D.C. Council votes to recognize gay marriages
Move sets up possible showdown with Congress

In an abrupt development, the D.C. City Council on Tuesday voted unanimously to back legislation allowing the city to recognize same-sex marriages performed in other states and countries as legal marriages in the District of Columbia.

The Council approved the marriage recognition measure, 12-0, in a “first reading” vote as an amendment to an unrelated bill dealing with city matters pending before federal courts. The bill must be approved in a second-reading vote slated for May 5.

D.C. Mayor Adrian Fenty, a longtime supporter of same-sex marriage rights, is expected to sign the bill if it clears the second vote. But before becoming law, the bill also must clear a required review by Congress for a period of 30 legislative days, which sometimes takes as long as 60 calendar days.

Most Capitol Hill observers expect at least some members of Congress to object to the legislation, with the possibility that one or more lawmakers could call on Congress to invoke its authority to overturn the marriage-recognition measure.

“A marriage legally entered into in another jurisdiction between two persons of the same sex that is recognized as valid in that jurisdiction, that is not expressly prohibited by [the city’s existing marriage law] shall be recognized as a marriage in the District,” the amendment says.

“I look at this as simply making explicit what is already in the law,” said D.C. Council member Phil Mendelson (D-At Large), who introduced the amendment.

Mendelson and Council member David Catantia (I-At Large), who is gay, said the city’s existing marriage law has recognized legally approved marriages from other jurisdictions since at least 1901. They said the Council’s decision to specifically allow recognition of same-sex marriages from other jurisdictions was merely a clarification of a longstanding tradition of recognizing marriages from other states and countries.
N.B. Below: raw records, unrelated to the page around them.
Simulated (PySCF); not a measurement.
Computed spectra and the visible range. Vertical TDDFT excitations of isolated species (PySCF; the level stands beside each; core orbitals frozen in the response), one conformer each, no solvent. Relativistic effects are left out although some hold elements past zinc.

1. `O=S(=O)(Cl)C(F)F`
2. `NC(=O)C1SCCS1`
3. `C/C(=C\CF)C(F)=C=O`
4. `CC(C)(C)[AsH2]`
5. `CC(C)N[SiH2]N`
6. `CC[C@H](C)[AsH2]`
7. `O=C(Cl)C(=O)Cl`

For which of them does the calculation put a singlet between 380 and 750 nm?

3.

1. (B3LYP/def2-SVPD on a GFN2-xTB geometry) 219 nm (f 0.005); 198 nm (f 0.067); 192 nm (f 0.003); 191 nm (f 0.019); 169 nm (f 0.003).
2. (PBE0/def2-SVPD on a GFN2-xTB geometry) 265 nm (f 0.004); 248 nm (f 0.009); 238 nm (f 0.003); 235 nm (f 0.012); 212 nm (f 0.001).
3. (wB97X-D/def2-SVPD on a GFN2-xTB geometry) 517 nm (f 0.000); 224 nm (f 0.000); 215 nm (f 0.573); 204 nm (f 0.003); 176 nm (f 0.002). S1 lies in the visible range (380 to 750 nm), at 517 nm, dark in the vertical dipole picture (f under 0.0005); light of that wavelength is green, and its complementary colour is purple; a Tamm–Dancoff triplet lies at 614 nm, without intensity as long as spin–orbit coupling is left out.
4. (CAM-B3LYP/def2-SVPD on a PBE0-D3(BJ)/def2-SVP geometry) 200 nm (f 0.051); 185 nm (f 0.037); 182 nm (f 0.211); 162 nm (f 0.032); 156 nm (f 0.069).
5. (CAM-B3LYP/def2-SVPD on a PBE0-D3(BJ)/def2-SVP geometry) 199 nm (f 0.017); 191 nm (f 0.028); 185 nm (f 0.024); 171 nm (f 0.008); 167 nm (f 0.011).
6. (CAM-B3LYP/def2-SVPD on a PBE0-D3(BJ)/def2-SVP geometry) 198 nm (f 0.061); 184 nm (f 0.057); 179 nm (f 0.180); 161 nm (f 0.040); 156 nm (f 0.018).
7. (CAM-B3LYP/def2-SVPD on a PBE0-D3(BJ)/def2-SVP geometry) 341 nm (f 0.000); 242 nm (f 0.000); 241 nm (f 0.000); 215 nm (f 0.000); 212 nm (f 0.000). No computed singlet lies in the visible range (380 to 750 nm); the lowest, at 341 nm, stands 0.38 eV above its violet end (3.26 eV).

The Council’s move came less than a week after the Iowa Supreme Court handed down a decision legalizing same-sex marriage in that state. And it came on the same day that the Vermont Legislature overrode a veto by Republican Gov. Jim Douglas of a same-sex marriage rights bill, enacting the bill into law and making Vermont the nation’s fourth state to legalize gay marriage.

Iowa, Vermont, Connecticut and Massachusetts, which also have legalized same-sex marriage, don’t have residency laws that would prevent same-sex couples from D.C. to travel to those states to marry.

Catania had planned to introduce separate legislation in January to fully legalize same-sex marriage in the District. He postponed the introduction after activists said they were not ready to fend off expected opposition in Congress. The activists also said they needed more time to raise money and build a grassroots organization needed to fight an expected voter referendum to overturn any Council-approved gay marriage bill.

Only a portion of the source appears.